Archaeologist Awarded Esteemed Fellowship

Traci Ardren, a professor in the Department of Anthropology, has been awarded a residential fellowship at the Dumbarton Oaks Research Library and Collection in Washington, D.C.
traci ardren wins fellowship with dumbarton oaks research center

Traci Ardren, a professor in the Department of Anthropology, has been awarded a residential fellowship at the Dumbarton Oaks Research Library and Collection in Washington, D.C. Administered by the trustees for Harvard University, Dumbarton Oaks supports research and learning in Byzantine, Garden and Landscape, and Pre-Columbian studies through fellowships, internships, meetings, and exhibitions.

She will spend the spring semester researching a new monograph on Classic Maya perceptions of nature and “soft” cloth, paper, and basketry technologies that relied on the plant knowledge of older women. Her research is entitled, “Go in Pairs, Intertwined: Soft Technologies and the Role of Plants in Classic Maya Identity.”

“I am very proud to hold this fellowship because Pre-Columbian studies is important to this University and to our local community,” said Ardren. “UM’s Richter Library and Lowe Art Museum both have large holdings of Pre-Columbian materials. I have used these in my research, and I try to make them better known within the scholarly community. Obviously, we live in a city where there is a strong interest in the ancient cultures of Latin America, so I am proud to represent Miami, more broadly speaking, at Dumbarton Oaks.”

An anthropological archaeologist with interests in New World prehistoric cultures, Ardren focuses her research on issues of identity and other forms of symbolic representation in the archaeological record, especially the ways in which differences are explained through gender. She currently directs the Matecumbe Chiefdom Project, which looks at the political organization and environmental adaptation of the Pre-Columbian occupants of the Florida Keys.

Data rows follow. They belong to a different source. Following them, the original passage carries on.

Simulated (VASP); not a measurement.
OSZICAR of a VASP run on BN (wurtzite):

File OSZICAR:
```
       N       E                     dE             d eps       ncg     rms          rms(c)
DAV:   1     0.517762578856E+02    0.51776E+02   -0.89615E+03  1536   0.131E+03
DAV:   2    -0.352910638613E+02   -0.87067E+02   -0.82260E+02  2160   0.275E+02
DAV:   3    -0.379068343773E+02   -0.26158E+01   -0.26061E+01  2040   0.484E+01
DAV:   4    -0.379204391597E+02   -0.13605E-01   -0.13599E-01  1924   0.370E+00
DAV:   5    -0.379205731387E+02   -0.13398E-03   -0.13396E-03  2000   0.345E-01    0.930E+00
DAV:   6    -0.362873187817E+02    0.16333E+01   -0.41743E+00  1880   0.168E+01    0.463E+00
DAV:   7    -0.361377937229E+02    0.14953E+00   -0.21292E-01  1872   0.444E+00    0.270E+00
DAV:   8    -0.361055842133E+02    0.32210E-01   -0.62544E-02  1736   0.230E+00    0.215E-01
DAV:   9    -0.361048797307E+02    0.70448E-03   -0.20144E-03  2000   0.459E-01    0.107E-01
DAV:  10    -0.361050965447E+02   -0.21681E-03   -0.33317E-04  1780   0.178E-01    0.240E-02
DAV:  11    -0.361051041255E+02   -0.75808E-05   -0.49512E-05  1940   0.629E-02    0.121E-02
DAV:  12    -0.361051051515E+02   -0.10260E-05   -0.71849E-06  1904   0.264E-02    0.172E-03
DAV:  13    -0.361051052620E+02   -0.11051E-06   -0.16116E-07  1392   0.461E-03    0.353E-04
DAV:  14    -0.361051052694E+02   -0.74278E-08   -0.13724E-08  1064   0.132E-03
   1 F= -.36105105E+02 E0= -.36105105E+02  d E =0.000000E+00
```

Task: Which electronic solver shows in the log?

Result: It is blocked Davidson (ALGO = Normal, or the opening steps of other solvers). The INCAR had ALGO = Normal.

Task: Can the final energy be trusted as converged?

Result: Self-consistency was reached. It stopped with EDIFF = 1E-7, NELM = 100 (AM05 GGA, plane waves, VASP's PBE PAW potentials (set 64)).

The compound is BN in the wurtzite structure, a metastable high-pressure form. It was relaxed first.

She is also co-director of the Proyecto de Interacción Política del Centro de Yucatán, at the Classic Maya site of Yaxuna in the Mexican state of Yucatán, where she is investigating the ways ancient road systems enabled the flow of information and ideas.

As consulting curator for Mesoamerican art, Ardren has curated many exhibits at the Lowe, including “The Jaguar’s Spots: Ancient Mesoamerican Art from the Lowe Art Museum” in 2010, “Flowers for the Earth Lord: Guatemalan Textiles from the Permanent Collection” in 2006, and most recently, “Kay Pacha: Reciprocity with the Natural World in the Ancient Art of the Andes” in 2016.

“Dumbarton Oaks has access to all the materials in the Harvard University system, which includes hundreds of years of unpublished papers by some of the most important scholars in the history of Pre-Columbian studies, so I look forward to digging into those,” said Ardren. “There are also ancient objects in their collection that I can’t wait to examine in person. Finally, I will be part of a small group of scholars who meet over lunch to discuss their research progress. As someone who works largely alone here at UM, I am looking forward to those conversations!"